Find Largest Consecutive Integer Range in Array
MediumUpdated: Aug 11, 2025
Problem
Given an array of integers, return the largest range, inclusive, of integers that are all included in the array.
For example, given the array [9, 6, 1, 3, 8, 10, 12, 11], return (8, 12) since 8, 9, 10, 11, and 12 are all in the array.
Examples
Example 1
Input: [9, 6, 1, 3, 8, 10, 12, 11]
Output: (8, 12)
Explanation: The largest consecutive range is 8, 9, 10, 11, 12.
Example 2
Input: [5, 2, 99, 3, 4, 1, 100]
Output: (1, 5)
Explanation: The largest consecutive range is 1, 2, 3, 4, 5.
Example 3
Input: [100, 4, 200, 1, 3, 2]
Output: (1, 4)
Explanation: The largest consecutive range is 1, 2, 3, 4.
Example 4
Input: [10]
Output: (10, 10)
Explanation: Only one number, so the range is (10, 10).
Example 5
Input: []
Output: None
Explanation: No numbers, so no range exists.
Solution
Method 1 – Hash Set Expansion
Intuition
The key idea is to use a set for O(1) lookups. For each number, expand left and right to find the full consecutive range, marking numbers as visited to avoid redundant work.
Approach
- Put all numbers in a set for fast lookup.
- For each number, if not visited, expand left and right to find the full range.
- Mark each number in the range as visited.

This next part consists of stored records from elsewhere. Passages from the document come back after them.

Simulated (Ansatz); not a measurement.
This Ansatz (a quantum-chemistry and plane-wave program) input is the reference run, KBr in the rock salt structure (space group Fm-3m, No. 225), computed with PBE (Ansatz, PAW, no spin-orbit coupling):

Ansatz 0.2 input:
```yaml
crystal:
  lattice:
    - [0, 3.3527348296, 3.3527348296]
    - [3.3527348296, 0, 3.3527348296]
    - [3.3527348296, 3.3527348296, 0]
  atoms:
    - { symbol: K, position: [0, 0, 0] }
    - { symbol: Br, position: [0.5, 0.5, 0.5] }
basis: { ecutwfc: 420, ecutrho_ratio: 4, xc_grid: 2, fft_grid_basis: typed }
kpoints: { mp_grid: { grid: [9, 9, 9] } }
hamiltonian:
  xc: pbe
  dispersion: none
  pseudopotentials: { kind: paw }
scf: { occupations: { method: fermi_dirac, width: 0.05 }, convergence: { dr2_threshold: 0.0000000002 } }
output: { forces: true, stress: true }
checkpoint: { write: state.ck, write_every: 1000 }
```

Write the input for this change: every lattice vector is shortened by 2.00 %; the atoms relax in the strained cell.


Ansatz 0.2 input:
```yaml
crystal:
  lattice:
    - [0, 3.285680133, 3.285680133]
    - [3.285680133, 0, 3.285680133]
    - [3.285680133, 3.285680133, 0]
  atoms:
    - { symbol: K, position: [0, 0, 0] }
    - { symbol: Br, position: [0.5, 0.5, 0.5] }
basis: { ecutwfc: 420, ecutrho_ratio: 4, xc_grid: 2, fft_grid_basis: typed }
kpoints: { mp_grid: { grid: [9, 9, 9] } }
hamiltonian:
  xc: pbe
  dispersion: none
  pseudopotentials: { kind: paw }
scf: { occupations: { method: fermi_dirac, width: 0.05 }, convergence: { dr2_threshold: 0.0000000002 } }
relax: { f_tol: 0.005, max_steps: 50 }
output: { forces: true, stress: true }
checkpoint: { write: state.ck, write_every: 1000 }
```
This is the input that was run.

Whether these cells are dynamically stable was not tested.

- Track the largest range found.
- Return the largest range as a tuple.
Code
C++
class Solution {
public:
pair<int, int> largestRange(vector<int>& arr) {
unordered_set<int> s(arr.begin(), arr.end());
unordered_set<int> visited;
int maxLen = 0, ansL = 0, ansR = 0;
for (int num : arr) {
if (visited.count(num)) continue;
int l = num, r = num;
while (s.count(l-1)) l--;
while (s.count(r+1)) r++;
for (int i = l; i <= r; ++i) visited.insert(i);
if (r-l+1 > maxLen) {
maxLen = r-l+1;
ansL = l; ansR = r;
}
}
return maxLen ? make_pair(ansL, ansR) : make_pair(0, 0);
}
};
Go
func LargestRange(arr []int) (int, int) {
s := make(map[int]struct{}, len(arr))
for _, num := range arr { s[num] = struct{}{} }
visited := make(map[int]struct{})
maxLen, ansL, ansR := 0, 0, 0
for _, num := range arr {
if _, ok := visited[num]; ok { continue }
l, r := num, num
for { _, ok := s[l-1]; if !ok { break }; l-- }
for { _, ok := s[r+1]; if !ok { break }; r++ }
for i := l; i <= r; i++ { visited[i] = struct{}{} }
if r-l+1 > maxLen {
maxLen = r-l+1; ansL = l; ansR = r
}
}
if maxLen == 0 { return 0, 0 }
return ansL, ansR
}
Java
class Solution {
public int[] largestRange(int[] arr) {
Set<Integer> s = new HashSet<>();
for (int num : arr) s.add(num);
Set<Integer> visited = new HashSet<>();
int maxLen = 0, ansL = 0, ansR = 0;
for (int num : arr) {
if (visited.contains(num)) continue;
int l = num, r = num;
while (s.contains(l-1)) l--;
while (s.contains(r+1)) r++;
for (int i = l; i <= r; i++) visited.add(i);
if (r-l+1 > maxLen) {
maxLen = r-l+1; ansL = l; ansR = r;
}
}
return maxLen == 0 ? null : new int[]{ansL, ansR};
}
}
Python
class Solution:
def largest_range(self, arr: list[int]) -> tuple[int, int] | None:
s = set(arr)
visited = set()
max_len, ans_l, ans_r = 0, 0, 0
for num in arr:
if num in visited:
continue
l, r = num, num
while l-1 in s:
l -= 1
while r+1 in s:
r += 1
for i in range(l, r+1):
visited.add(i)
if r-l+1 > max_len:
max_len = r-l+1
ans_l, ans_r = l, r
return (ans_l, ans_r) if max_len else None
Complexity
- ⏰ Time complexity:
O(n)- Each number is visited at most once, and set lookups are O(1).
- 🧺 Space complexity:
O(n)- Sets for input and visited numbers.